Evangelos Monastiriotis has served as our Chief Accounting Officer, pursuant to his employment with DSS, since February 21, 2005. Mr. Monastiriotis joined the accounting department of our fleet manager in 1980 and has been responsible for the preparation of its financial statements. Prior to 1980, Mr. Monastiriotis was employed by the Piraeus branch of Moore Stephens & Co., Chartered Accountants. In 1998, he was elected Vice-President of the Economic Chamber of Greece. Mr. Monastiriotis graduated from the Economic University of Athens in 1974 with a bachelor's degree in Economics and Business Administration.

William (Bill) Lawes has agreed to serve as a Director and the Chairman of our Audit Committee effective as of the closing of our initial public offering in March 2005. Mr. Lawes served as a Managing Director and a member of the Regional Senior Management Board of JPMorgan Chase (London) from 1987 until 2002. Prior to joining JPMorgan Chase, he was Global Head of Shipping Finance at Grindlays Bank. Mr. Lawes is currently a member of the International Maritime Industries' Forum. Mr. Lawes is qualified as a member of the Institute of Chartered Accountants of Scotland.

Konstantinos Psaltis has agreed to serve as a Director effective as of the closing of our initial public offering in March 2005. Since 1981, Mr. Psaltis has served as Managing Director of Ormos Compania Naviera S.A., a company that specializes in operating and managing multipurpose container vessels. Prior to joining Ormos Compania Naviera S.A., Mr. Psaltis simultaneously served as a technical manager in the textile manufacturing industry and as a shareholder of shipping companies managed by M.J. Lemos. From 1961 to 1964, he served as ensign in the Royal Hellenic Navy. Mr. Psaltis is a member of the Germanischer Lloyds Hellas Committee. He holds a degree in Mechanical Engineering from Technische Hochschule Reutlingen & Wuppertal and a bachelor's degree in Business Administration from Tubingen University in Germany.

Boris Nachamkin has agreed to serve as a Director and as a member of our Compensation Committee effective as of the closing of our initial public offering in March 2005. Mr. Nachamkin was with Bankers Trust Company, New York, for 37 years, from 1956 to 1993 and was posted to London in 1968. Upon retirement in 1993, he acted as Managing Director and Global Head of Shipping at Bankers Trust. Mr. Nachamkin was also the UK Representative of Deutsche Bank Shipping from 1996 to 1998 and Senior Executive and Head of Shipping, based in Paris, for Credit Agricole Indosuez between 1998 and 2000. Previously, he was a Director of Mercur Tankers, a company which was listed on the Oslo Stock Exchange, and Ugland International, a shipping company. He also serves as Managing Director of Seatrust Shipping Services Ltd., a private consulting firm.

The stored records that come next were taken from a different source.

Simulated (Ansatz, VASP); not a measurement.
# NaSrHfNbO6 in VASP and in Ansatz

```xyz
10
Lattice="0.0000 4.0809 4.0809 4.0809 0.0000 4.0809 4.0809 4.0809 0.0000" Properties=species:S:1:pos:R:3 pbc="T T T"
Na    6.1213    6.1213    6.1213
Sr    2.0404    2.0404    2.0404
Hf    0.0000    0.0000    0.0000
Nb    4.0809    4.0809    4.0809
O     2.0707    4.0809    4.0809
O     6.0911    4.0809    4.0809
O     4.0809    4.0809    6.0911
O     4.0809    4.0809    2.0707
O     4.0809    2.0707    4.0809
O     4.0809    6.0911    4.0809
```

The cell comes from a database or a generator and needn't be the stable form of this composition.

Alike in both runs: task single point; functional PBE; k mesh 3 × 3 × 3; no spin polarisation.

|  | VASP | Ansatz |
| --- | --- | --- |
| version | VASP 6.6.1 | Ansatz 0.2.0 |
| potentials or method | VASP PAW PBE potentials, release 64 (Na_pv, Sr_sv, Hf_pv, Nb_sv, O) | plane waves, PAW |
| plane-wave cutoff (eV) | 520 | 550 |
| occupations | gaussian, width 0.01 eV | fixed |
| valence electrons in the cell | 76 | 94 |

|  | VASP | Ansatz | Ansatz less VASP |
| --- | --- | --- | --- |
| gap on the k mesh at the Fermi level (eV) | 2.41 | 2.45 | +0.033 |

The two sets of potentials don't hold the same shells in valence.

Apostolos Kontoyannis has agreed to serve as a Director and as the Chairman of our Compensation Committee and a member of our Audit Committee effective as of the closing of our initial public offering in March 2005. Since 1987, Mr. Kontoyannis has been the Chairman of Investments and Finance Ltd., a financial consultancy firm he founded, that specializes in financial and structuring issues relating to the Greek maritime industry, with offices in Piraeus and London. He was employed by Chase Manhattan Bank N.A. in Frankfurt (Corporate Bank), London (Head of Shipping Finance South Western European Region) and Piraeus (Manager, Ship Finance Group) from 1975 to 1987. Mr. Kontoyannis holds a bachelors degree in Finance and Marketing and an M.B.A. in Finance from Boston University.

B. Compensation

The aggregate compensation paid to members of our senior management was $0 for the year ended December 31, 2004. We did not pay any benefits in 2004. We do not have a retirement plan for our officers or directors. Non-employee directors receive annual fees in the amount of $40 thousand plus reimbursement of their out-of-pocket expenses. Each non-executive serving as chairman or member of the committees receives annual fees of $20 thousand and $10 thousand, respectively, plus reimbursement of their out-of-pocket expenses.

C. Board Practices

The term of our Class I directors expires in 2006, the term of our Class II directors expires in 2007 and the term of our Class III directors expires in 2008. Our Class II and Class III directors have agreed to serve as directors effective as of the closing of the initial public offering.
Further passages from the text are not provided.